Law Enforcement & Homeland Security
According to the Federal Law Enforcement Training Center, there were 1,841 commissioned permanent rangers and 616 seasonal rangers in 1980. By 2001, the number of permanent commissioned rangers had dropped 16.4 percent, to 1,539, and the number of seasonal rangers had dropped 23.9 percent, to 469. During the same time, visitation to the parks has increased by more than 60 million people and the number of units has increased by 54.
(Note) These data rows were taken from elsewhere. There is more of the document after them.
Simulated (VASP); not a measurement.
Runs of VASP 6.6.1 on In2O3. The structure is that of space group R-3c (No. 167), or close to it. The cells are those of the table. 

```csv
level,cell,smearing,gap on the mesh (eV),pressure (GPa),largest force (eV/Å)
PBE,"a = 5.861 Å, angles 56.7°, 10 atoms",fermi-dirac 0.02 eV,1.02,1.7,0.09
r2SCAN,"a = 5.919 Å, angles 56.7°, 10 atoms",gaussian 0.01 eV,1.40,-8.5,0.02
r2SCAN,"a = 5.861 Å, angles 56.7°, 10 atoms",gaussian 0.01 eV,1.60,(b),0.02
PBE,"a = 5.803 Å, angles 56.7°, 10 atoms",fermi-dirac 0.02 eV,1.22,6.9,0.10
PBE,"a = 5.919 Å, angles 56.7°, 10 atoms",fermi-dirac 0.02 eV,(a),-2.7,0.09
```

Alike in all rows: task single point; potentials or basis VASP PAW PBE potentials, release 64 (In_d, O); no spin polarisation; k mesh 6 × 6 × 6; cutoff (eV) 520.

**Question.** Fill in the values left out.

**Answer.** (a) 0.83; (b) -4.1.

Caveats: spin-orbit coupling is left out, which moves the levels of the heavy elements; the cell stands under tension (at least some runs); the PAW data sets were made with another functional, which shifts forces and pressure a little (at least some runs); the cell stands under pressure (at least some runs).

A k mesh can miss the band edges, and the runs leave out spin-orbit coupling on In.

A shortage of law enforcement rangers has a direct impact on park resources. From 1997 to 1999, Redwood National and State Parks recorded 186 incidents of vandalism, arson, burglary, and theft, including theft of old-growth redwood trees. In 1998, the Department of the Interior concluded that the law enforcement program at Lake Mead National Recreation Area in Nevada was one of the most under funded in the nation. Not coincidentally, Lake Mead's archaeological sites and historic structures have suffered increasing theft and vandalism. This past January, the National Park Service was involved in a well-publicized raid on a ring of poachers that have been looting Shenandoah National Park of its black bears and ginseng for years.
The Park Service's on-the-ground law enforcement capacity has been further eroded by the demands of homeland security. The agency has estimated that it spends $63,500 each day that the nation is at orange alert. This diverts funds from the parks' operating budgets, and when rangers from parks such as Rocky Mountain and Shenandoah are sent to guard dams and icon parks, their positions remain unfilled.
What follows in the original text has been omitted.